CTOs also know they need to choose and stick to a software development methodology such as test-driven, agile, complaint-driven, or waterfall to be successful.

Having any system that provides clarity on how the team should operate matters just as much, if not more, as which system is selected.

In B2B marketing the number of available strategies can be overwhelming. Account-based, inbound, lean startup, AARRR, bottom-up, and top-down, just to name a few. Each is pushed upon us by books, success stories, evangelists, products, and even conferences.[1] If viewed as a set of non-exclusive options, they lead to confusion and lack of confidence by startups in the way they’re doing marketing.

The solution is to view these marketing strategies as systems. As with software development or coaching, that means committing to one system and using it to inform everything else: hiring, processes, and technology. It’s fine to experiment with a system — especially if you’re a startup — but give it at least 3–6 months before deciding to switch. It’s also fine to modify a system, design your own, or choose a hybrid, provided you’re confident in doing so.

For instance, once you commit to a system you’ll be able to make better hiring decisions by screening for marketers who are familiar with or can adapt to your system. If choosing a bottoms-up system (as GitHub and Dropbox did), look for marketers who can hold a conversation with your target audience without inducing eye-rolls. If choosing a top-down system (as Box and Cloudera did), look for someone who won’t be shocked to hear about 3-month sales cycles.

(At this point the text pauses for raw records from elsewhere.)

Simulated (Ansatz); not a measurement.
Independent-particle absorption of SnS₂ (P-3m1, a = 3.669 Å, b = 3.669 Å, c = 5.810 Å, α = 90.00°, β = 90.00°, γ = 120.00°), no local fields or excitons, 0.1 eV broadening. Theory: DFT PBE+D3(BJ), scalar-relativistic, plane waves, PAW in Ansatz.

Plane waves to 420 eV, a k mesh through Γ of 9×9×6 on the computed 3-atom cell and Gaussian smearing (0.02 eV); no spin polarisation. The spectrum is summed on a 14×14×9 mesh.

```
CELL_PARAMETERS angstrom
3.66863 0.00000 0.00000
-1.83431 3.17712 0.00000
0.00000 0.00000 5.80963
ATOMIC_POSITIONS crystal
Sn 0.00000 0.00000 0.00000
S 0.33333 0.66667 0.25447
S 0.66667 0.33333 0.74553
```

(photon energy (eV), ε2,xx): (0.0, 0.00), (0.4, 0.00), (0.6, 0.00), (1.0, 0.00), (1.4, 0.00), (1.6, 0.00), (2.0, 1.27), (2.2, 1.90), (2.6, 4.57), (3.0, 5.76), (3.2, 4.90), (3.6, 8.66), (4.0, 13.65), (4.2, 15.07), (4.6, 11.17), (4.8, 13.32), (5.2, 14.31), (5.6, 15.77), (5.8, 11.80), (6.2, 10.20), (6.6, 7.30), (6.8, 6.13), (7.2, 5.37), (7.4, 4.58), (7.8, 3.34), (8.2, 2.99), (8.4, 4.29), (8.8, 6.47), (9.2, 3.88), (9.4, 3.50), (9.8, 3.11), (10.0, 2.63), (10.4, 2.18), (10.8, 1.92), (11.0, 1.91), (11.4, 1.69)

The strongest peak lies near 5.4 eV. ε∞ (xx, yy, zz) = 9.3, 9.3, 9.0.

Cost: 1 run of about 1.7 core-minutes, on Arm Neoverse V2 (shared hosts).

The organization will execute better when the people, processes, and technology are following one system. Good execution contributes as much or more to success than the particular choice of system.

[1] What’s more, tactics often slip into the strategy discussion and muddle things further really shouldn’t. Search engine optimization, content marketing, and self-service trials are tactics for executing a strategy. If the strategy is the team’s system, then tactics are its plays.